People outside of Japan tend to look at Japanese design quite different than its residents. For them, Japanese design comes with a dose of restraint and formality, perfectly fused with the principles of ritualized minimalism.
Ever since Japan opened its harbors to Westerners, its design has been influencing style in the West, both of Americans and Europeans who were interested in unique aesthetic innovations.
But today, Japanese design has taken an interesting turn, one that reflects the needs of modern people living both in and outside of Japan. The funny side of Japanese design is intended to serve as an antidote to modern life.
Modern life’s complexity and speed have created the need for escape and recuperation. Can the more jovial design serve as a perfect antidote to it? Let’s take a close look at Oki Sato, and his work to experience this funny side and see what it’s all about.
Oki Sato’s father was a working man in Toronto, Canada and this is exactly where this artist was born in 1977. Oki Sato grew up in the rural areas of Canada. While growing up Sato didn’t exhibit almost any interest toward fine arts, including design.
He was always drawn back to his home country. Perhaps this is why young Oki Sato was so interested in Japanese manga comics and anime. In one of his interviews, he says: “I see Doraemon as my personal master, my maestro.”
For those of you not into Japanese cartoons, Doraemon is one of the most popular characters. It is a robotic cat from the future always ready to pop one of the futuristic gadgets out of its pockets. The resemblance of these gadgets and the Oki Sato designs is uncanny.
He also enjoyed playing numerous Japanese video games. In fact, he even became Tokyo’s regional champion at Puyo Puyo (a Japanese version of the popular Tetris game).
At this point, it is important to note that Oki Sato’s playfulness was, and still is, the major character trait that led him through his professional life.
When he grew up, Oki moved back to his home country where he finished school and enrolled at the renowned Waseda University in Tokyo. On one occasion Sato stated that he wasn’t much of a student. This has nothing to do with his laziness but how narrowly the curriculums at the university were constructed.
He decided to focus on drawing caricatures and exaggerated portraits of local celebrities. He even became “Waratte Iitomo” (Japanese prime TV show) top cartoonist. The tides turned in 2002 when he decided to visit the world’s biggest design fair in Milan – Salone del Mobile.
This is when Oki Satomo became aware of the thing he refers to as “the fun of design”. It appears that Italy helped him understand that there is as much freedom in design as he desires.

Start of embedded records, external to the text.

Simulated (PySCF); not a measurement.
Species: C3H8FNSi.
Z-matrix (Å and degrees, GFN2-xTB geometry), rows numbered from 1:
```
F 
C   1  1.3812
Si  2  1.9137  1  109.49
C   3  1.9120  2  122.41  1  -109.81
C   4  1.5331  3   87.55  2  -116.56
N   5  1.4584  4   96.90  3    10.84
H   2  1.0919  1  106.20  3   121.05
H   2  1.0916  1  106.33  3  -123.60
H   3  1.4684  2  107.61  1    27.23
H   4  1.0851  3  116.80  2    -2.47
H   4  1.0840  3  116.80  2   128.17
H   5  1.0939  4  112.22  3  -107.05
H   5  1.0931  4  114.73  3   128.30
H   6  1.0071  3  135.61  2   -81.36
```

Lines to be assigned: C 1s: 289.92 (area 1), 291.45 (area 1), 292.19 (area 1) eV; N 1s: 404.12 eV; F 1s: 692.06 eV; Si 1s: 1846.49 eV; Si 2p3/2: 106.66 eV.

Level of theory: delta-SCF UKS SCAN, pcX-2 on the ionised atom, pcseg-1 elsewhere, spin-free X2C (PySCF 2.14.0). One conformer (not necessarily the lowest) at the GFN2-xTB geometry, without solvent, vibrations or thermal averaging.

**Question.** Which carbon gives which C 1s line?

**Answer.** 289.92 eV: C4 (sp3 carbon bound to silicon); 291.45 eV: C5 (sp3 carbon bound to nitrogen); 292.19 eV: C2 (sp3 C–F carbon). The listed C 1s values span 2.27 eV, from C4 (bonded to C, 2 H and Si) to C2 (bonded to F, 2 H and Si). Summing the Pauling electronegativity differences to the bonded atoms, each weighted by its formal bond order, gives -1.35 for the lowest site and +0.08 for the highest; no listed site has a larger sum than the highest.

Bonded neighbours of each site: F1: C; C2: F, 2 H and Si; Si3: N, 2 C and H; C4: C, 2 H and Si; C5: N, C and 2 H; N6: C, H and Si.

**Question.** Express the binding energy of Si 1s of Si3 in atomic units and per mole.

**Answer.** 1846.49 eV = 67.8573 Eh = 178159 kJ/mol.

He himself was mesmerized by it, saying: ”Interior designers producing teacups. Fashion designers doing interiors. There wasn’t any sense of limits or genres. The sheer diversity of the designs, things I’d never even imagined, left a great impression on me. Not any specific product, but rather the realization of just how broad a field design could be.”
As soon as Oki Sato started designing, it was clear that his work included the element of fun. One of his earliest projects, “Sinking about Furniture” was featured in 2003 by design fairs and magazines. This project was fun because it was a play on the Japanese pronunciation of “thinking”.
It included shelf, table, and footstool designs. Oki Sato designed angles very carefully to make the shapes appear as if they were submerged in the floor. Although original, this furniture could not be actually used.
But Sato didn’t run into walls when it was expected of him to deliver original design without sacrificing the usability and practicality. His unique approach to design attracted some powerful names in the Italian design industry, including Maddalena de Padova and Giulio Cappellini.
Thanks to their support, Oki Sato decided to found Nendo with other artists who thought the fun element has a central place in design. In 2008 Nendo became a world famous brand in the design circles all thanks to Issey Miyake, a Japanese fashion designer who approached Sato.
Miyake is famous for designing clothes with a unique fabric that is made using sheets of paper. These countless sheets of paper are discarded after fabric production and Miyake asked Sato to find a way to recycle them.
Say hello to the famous “The Cabbage Chair” by Sato. Sato took the bundle of wastepaper and sliced halfway through it, peeling the layers down. Miyake fell in love with the design and told Sato that there was no need to do any additional work on it.
When asked to comment on the design process behind the Cabbage Chair, Sato answered: ”I had always felt it necessary to have a clear goal in mind when designing. Issey taught me the opposite. Sometimes you need to let the goal find you.”
The Cabbage Chair was just the beginning of the funny side of Japanese design. Nendo started working on many projects including the bLen and Tangle Table designs. Nendo was asked to design a ballpoint for Zebra in 2018.
To nail the design, Sato and his team took a deep dive into the ballpoint and general pen design trying to understand the mechanisms. Their goal was to create an ultimately balanced pen and minimize the rattling effect.
While the sketch perfectly explains the design principles, there is a lot of fun to it. Nendo’s team managed to personify the relations and interactions between the pen’s components in a funny and easy to understand way.
This funny, line-drawn cartoon is able to convey the complex inner workings of the pen and its functionality in just one moment. The picture below shows the end product, in all its simplicity and magnificence.
While we are talking about fun ideas, we should also introduce you to the concept of the Nendo table design – the Tangle Tables. These tables are designed for Cappellini in 2016. The Tangle Tables are end-tables that can be stacked together. Nendo pitched the product design with an illustration of a figure hugging a leg of the table.
Thanks to this intricate design, the Tangle Tables appear as if they are old buddies or even a couple enjoying a warm embrace of one another.
Finally, we have the Roof and Mushrooms project Nendo delivered for the Kyoto University of Art and Design. Mushroom-like stools perfectly blend in the natural landscape and complement the wooden structure of the roof and vegetation on the hillsides.
The stools appear as if they have naturally grown from the space. The cartoonish illustration of the design pitch is rather fun. We invite you to judge it by yourself.
Oki Sato definitely proves that the goal can find you when you are designing, and that is exactly the place where fun meets design. After embracing this unique work methodology, Sato was able to deliver formal designs without sacrificing any of the fun and creativity that make him unique.